Thunderbolt and the DAW industry. Implications?

Aloha,

Wondering about this new connectivity protocol and what it might mean for Cubase
(or any DAW) users.

Will consoles or audio interfaces etc benefit
or would it be overkill if Thunderbolt is used for recording/playback
of audio

Are FireWire 800 or Ethernet speeds all we will ever need?


TIA
{’.’}

Wow, thanks for that, Steve. :sunglasses:
I’m think gonna stick with my Firewire 410 probably until it breaks down (fingers crossed)… or until I have to purchase a new Mac (knock on wood).

And when you do, keep in mind, all new Macs now come with
this connectivity technology.
And like with FWire, Windows boxes with soon have it as well.

But as DAW users is it ‘too much’ for our needs?
Or will some very clever folks find new out-of-the-box ways to use it?

Example:
Would Cubase’s ‘VST System Link’ benefit from Thunderbolt’s speed?
Or
if Yamaha and Steiny built a new console together. (like the n8/12)
A TB connection to a 'puter with an SSD could be very powerful
and very stable.

{’-’}

Aloha

One thing I’ve learned over the past 25+ years is that every computer I’ve ever owned becomes obsolete - it’s something I’ve come to accept.

New technology is advancing so quickly that it’s hard to keep up, however, at the same time I keep reminding myself it becomes more imperative to keep creatively productive with tools I currently have in order to stay within the creative process, i.e., it’s about music first, computer second (for me). It’s as if they require two different mindsets.

I really am just a piano player and if I had to, I suppose I could always go back and use old school methods: a piano, pen and paper. OTOH, technology also inspires and so I’ll try to keep a balanced eye (and pocketbook). The shi*t is expensive.

Shakka, brah…

ROFLAO! (at least rarin’ back very far in my chair)

You are soooo right. Its so easy to get caught up in the ‘latest and greatest’
gear/technology. I guess it goes with DAW territory.

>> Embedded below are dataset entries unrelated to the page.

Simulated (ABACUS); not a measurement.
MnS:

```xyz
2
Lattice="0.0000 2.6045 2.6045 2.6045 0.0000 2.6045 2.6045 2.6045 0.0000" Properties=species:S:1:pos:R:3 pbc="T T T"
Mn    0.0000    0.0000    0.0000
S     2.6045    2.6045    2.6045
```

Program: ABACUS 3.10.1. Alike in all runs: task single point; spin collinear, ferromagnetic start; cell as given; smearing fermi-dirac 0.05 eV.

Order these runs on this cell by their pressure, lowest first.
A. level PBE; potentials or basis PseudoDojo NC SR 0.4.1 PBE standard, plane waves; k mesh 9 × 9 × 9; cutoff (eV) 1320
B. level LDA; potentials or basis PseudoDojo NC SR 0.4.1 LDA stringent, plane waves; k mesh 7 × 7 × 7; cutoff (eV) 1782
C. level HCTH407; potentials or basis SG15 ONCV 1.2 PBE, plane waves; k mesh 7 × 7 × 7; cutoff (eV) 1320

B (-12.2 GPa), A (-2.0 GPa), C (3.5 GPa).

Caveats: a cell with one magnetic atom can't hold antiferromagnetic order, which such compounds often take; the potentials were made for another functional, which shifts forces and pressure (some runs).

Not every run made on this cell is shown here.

Ye olde G5 was a top-o-the-line Mac at the time,
and now I am writing this post on it.

Tanx for the overview majik. I needed that.
{’-’}

Better get your wooden fillings changed over to mercury amalgam Steve! Or skip right on over to porcelain!

The thunderbolt used by Apple is not in its definitif form, the design is to use optical connections.

I think most manufacturers are waiting if this thing will be the successor of usb-3, so will I! :smiley:

When it’s not an Apple owned technology give me a yell.

Thunderbolt is from Intel, also available to the Windows platform!

External PCIe. It’s like intravenous data. :open_mouth:

And when the cables cost a bit less than $49 give me a yell.

They finally went for copper instead of optical because it’s cheaper, because they could and because it can deliver power too.
I guess it could enable super capacity audio cards at some point but it sounds more like a hard drive and VDU interface at the moment. An odd combination but I suppose there’s the convenience of fewer interface types at least.

Anyway, are there disks that can read/write at 10Gbps? My eSATA writes 300GB in 2hrs. I don’t know what that proves though. My gut feeling is that it’s overkill for most small peripherals where price is crucial for market success. How about a Thunderbolt USB hub though?

Isn’t mini-port Apple?

Apple just replaced the optical connectors and cables for copper versions, the design is by Intel, Apple doesn’t make their own stuff, it’s more a special customized system from standard components, the last generation was mostly based on Gigabyte hardware.